Gayle's career in trouble after stormy meeting with WICB

Chris Gayle had criticised the board for leaving him in the lurch when he was recovering from injuries Getty Images

By Ashish Shukla

Kingston (Jamaica): June 16, 2011

Rebel West Indian cricketer Chris Gayle’s hopes of making it to the Test squad for the three-match series against India went up in smoke after a stormy meeting with WICB.

Not only the Test series starting June 20, Gayle, in fact, has put his entire career in jeopardy after he declined the West Indies Cricket Board’s request to retract the comments he made during a radio interview last month against it.

Gayle had criticised the board for leaving him in the lurch while he was recovering from injuries in the controversial interview.

In Wednesday’s four-hour long meeting, Gayle was accompanied by Dinanath Ramnarine, president of the West Indies Players Association (WIPA) and vice-president Wavell Hinds, while the WICB was represented by its CEO Earnest Hilaire, cricket director Tony Howard, head coach Ottis Gibson and manager Richie Richardson.

A source privy to the developments inside said the meeting turned out to be so acrimonious that Ramnarine at one stage was close to assaulting Hilaire.

The ongoing tussle between WIPA and WICB turned ugly before the start of Indian Premier League as Gayle, according to sources, wanted to commit himself to West Indies cricket only if the board was willing to compensate him for the money he was being offered in the IPL.

The money offered to Gayle by Royal Challengers Bangalore was USD 800,000.

Another major issue was that the WICB did not consider Gayle for captaincy because he did not sign the retainer contract with the board, while the player felt his not signing the contract shouldn’t have affected his captaincy.

The board, however, was adamant that it is important for a player to be part of the retainer contracts to be named captain.

Gayle was not immediately available for comments while Ramnarine too left the meeting in a huff.

During the meeting, WIPA wanted the WICB to facilitate the left-hander’s return to the national team and to treat the comments made by the batsman in an interview to a Jamaican radio channel as his personal opinion.

WICB, on their part, believed that Gayle had overstepped his brief and needed to retract his statement to restore the board’s dignity.

No further meeting between Gayle and the WICB is scheduled as of now.

An official present during the meeting revealed that despite marathon discussions, the two parties could not reach any decision.
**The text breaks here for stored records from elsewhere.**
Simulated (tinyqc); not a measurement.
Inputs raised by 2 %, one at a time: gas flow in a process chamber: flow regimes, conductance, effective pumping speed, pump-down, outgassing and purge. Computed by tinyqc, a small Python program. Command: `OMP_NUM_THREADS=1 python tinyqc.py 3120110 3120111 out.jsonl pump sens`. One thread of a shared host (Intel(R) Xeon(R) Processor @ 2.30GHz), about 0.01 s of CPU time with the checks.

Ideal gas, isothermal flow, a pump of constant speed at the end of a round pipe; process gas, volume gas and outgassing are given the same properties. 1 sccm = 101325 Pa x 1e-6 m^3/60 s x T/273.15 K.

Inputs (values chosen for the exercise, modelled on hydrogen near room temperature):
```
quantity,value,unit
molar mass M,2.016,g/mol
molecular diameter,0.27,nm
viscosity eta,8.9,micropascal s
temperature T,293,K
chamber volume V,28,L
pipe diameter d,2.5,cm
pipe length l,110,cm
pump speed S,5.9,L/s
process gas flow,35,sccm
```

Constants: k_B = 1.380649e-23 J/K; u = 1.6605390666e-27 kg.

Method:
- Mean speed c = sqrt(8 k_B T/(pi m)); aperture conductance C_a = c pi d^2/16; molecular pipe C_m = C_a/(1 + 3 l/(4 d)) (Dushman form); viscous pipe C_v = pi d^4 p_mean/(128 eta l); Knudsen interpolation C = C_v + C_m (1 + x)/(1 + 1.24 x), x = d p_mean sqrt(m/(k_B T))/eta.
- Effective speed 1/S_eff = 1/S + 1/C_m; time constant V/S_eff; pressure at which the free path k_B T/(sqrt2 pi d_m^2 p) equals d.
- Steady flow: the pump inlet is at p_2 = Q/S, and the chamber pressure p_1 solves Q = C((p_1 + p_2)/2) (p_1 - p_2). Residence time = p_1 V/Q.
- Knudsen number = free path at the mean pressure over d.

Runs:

“At the end of it all, there was no decision, and the little chance of Gayle playing in the series has now evaporated,” the official was quoted saying by The Trinidad Express.

“The players obviously, wanted the WICB to agree to Gayle’s unconditional return, and accept the fact that the comments he made were in the past, and the WICB should forget the issue, and move on,” he added.

The official said the WICB is adamant that Gayle’s comments were derogatory and the star batsman should explain himself.

“But the WICB felt that he had denigrated the Board, the coach, other officials, and West Indies cricket, and should not expect to walk straight back into the side without explaining himself,” he said.